Do you know how NVDLA implement the non-linear activation functions

JunningWu / Learning-NVDLA-Notes

NVDLA is an Open source DL/ML accelerator, which is very suitable for individuals or college students. This is the NOTES when I learn and try. Hope THIS PAGE may Helps you a bit. Contact Me:junning.wu@ia.ac.cn

221 stars 66 forks source link

Do you know how NVDLA implement the non-linear activation functions #2

Open bandjshen opened 6 years ago

bandjshen commented 6 years ago

From the RTL Source code ,it use 9 bits as address for LUT , and it can 4*16bits data in parallel ; but it divide it's table into LO and LE , what this means ? how to decide to use LO or LE ? why it both get the LE[addr] and LE[addr+1] ?

there are also scale/shift/offset/bias after LUT , what this means ?

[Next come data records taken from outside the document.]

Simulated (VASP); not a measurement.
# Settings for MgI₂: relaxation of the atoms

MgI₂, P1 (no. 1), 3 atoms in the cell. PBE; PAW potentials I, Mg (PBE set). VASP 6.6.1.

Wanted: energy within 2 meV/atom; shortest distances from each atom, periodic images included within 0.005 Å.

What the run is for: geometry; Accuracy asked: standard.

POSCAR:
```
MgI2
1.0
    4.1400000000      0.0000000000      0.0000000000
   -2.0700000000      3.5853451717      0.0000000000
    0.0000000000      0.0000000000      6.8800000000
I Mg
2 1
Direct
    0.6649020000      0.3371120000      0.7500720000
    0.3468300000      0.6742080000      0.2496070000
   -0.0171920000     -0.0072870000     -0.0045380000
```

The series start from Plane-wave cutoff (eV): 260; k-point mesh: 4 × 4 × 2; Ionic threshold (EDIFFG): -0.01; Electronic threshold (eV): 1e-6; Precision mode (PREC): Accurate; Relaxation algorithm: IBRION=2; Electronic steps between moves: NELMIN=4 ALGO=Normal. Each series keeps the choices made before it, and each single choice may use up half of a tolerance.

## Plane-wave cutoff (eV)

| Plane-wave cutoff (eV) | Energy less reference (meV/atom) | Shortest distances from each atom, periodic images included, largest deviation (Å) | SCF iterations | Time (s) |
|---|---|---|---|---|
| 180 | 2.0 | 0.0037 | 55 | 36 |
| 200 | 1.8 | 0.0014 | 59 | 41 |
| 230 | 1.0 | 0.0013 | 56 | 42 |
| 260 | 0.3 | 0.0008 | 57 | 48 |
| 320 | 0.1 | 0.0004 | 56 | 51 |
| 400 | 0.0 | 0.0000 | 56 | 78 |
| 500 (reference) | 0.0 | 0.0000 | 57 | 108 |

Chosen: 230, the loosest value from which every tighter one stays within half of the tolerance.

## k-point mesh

JunningWu commented 6 years ago

I will check those codes these days.

JunningWu commented 6 years ago

https://github.com/JunningWu/AIChip/issues/11

JunningWu commented 6 years ago

The Single Data Point Processor (SDP) allows for the application of both linear and non-linear functions onto individual data points. This is commonly used immediately after convolution in CNN systems. The SDP provides native support for linear functions (e.g., simple bias and scaling) and uses lookup tables (LUTs) to implement non-linear functions. This combination supports most common activation functions as well as other element-wise operations including: ReLU, PReLU, precision scaling, batch normalization, bias addition, or other complex non-linear functions, such as a sigmoid or a hyperbolic tangent.

I guess U shall understand SDP's functions first, then U will know the RTL code very well.

bandjshen commented 6 years ago

i know which functions inside SDP , but for detail solution , how to design LUT to implement ELU/Sigmoid/Tanh is not know ; I'm a hw engineer , the code to calculate the table may exist in driver code when this layer try to support Sigmoid for example ; another question is , SDP is 16 pipeline in parrellel , but for EW(the non-linear activation) , it seems only 4 pipeline ; it will hurt the performance .

bandjshen commented 6 years ago

Hi, Junning Do you know in BS/BN instance , there are register config port cfg_alu_algo_rsc_z[1:0] what this bits means ? and how about cfg_alu_shift_value_rsc_z[5:0] ?

Thanks

weikun750 commented 4 years ago

The index is consist of 9 bit INT and 35 bit FRAC, so if the index is inbetween of 2 entrys, the output will be Y0FRAC + Y1(1<<35 - FRAC), that's why, the HW always implement the addr and addr+1 logics.